One of the main reasons I joined Kermit Lynch’s Adventure’s wine club was the diversity it offered, well diversity between France and Italy. For $39 a month, I get two completely different wines. When I go to a wine shop I will, for the most part, only buy French stuff, as close minded as that might be I really don’t care. The only Italian wine I buy voluntarily is Prosecco….so since half the wine in the club is from that little boot of a country, I figured why not broaden my horizons.
Where I’m leading with all this dithering is the wine we had on Saturday. A fine little number from the region of Langhe in the north western Piedmonte bit of Italy. Made by Silvio Giamello the wine is called Villa Gentiana, it’s a 2011Nebbiolo ($19.95 a bottle).
Nebbiolo (which derives from nebbia, fog in Italian) is named such apparently because of the “thick natural bloom that covers the ripe
berries1”, and to some is considered Italy’s answer to Pinot Noir. Nebbiolo like PN has the amazing ability to take up the flavors from which it has been grown. This Nebbiolo had densely rich cherry flavors, loads of licorice, some violet and roses as well. In fact, the wine might have been a year or two too young as it was only after some vigorous swirling in the glass that it mellowed out a bit. We had it with some lovely risotto alla diavola a particularly spicy risotto cooked with fresh tomatoes and some chestnut mushrooms. A splendid fusion of rich tannic wine with a creamy flavorful dish.
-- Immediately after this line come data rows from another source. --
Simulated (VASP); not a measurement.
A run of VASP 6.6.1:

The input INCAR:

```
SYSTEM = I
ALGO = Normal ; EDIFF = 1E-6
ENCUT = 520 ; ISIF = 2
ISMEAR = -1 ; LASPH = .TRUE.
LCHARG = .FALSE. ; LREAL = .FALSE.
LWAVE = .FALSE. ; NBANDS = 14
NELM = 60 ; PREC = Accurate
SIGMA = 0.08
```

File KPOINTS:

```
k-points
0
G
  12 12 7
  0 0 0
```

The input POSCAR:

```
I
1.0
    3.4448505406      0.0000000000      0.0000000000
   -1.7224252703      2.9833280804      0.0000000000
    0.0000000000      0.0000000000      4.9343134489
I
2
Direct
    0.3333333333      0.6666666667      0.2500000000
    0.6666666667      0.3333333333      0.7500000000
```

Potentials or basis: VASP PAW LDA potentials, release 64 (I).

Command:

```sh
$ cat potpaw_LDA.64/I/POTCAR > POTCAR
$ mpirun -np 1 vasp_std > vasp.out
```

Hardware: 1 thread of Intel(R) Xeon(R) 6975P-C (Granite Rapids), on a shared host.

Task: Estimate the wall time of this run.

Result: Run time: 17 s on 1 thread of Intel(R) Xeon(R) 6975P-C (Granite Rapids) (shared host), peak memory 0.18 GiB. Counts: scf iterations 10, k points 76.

Another little pairing from this weekend was a spicy homemade chicken broth, with the very thin Dongguan rice vermicelli and some pak choi, on the side are fried pork rolls we got from Cordon Bleu, just down the block. For the bevvie here we were in luck as our local corner shop Le Beau just received some Pliny the Elder, need I say more? This would be a good time to remind y’all beer goes great with Asian foods, like you needed to know. This was more of a Eurasian meal but it still did the job! Oh and I’ve recently learned that I am way more into these extra hoppy beers…..and that they get way worse after about 30 days in….so if you get a bottle…drink it quick and bottoms up!!!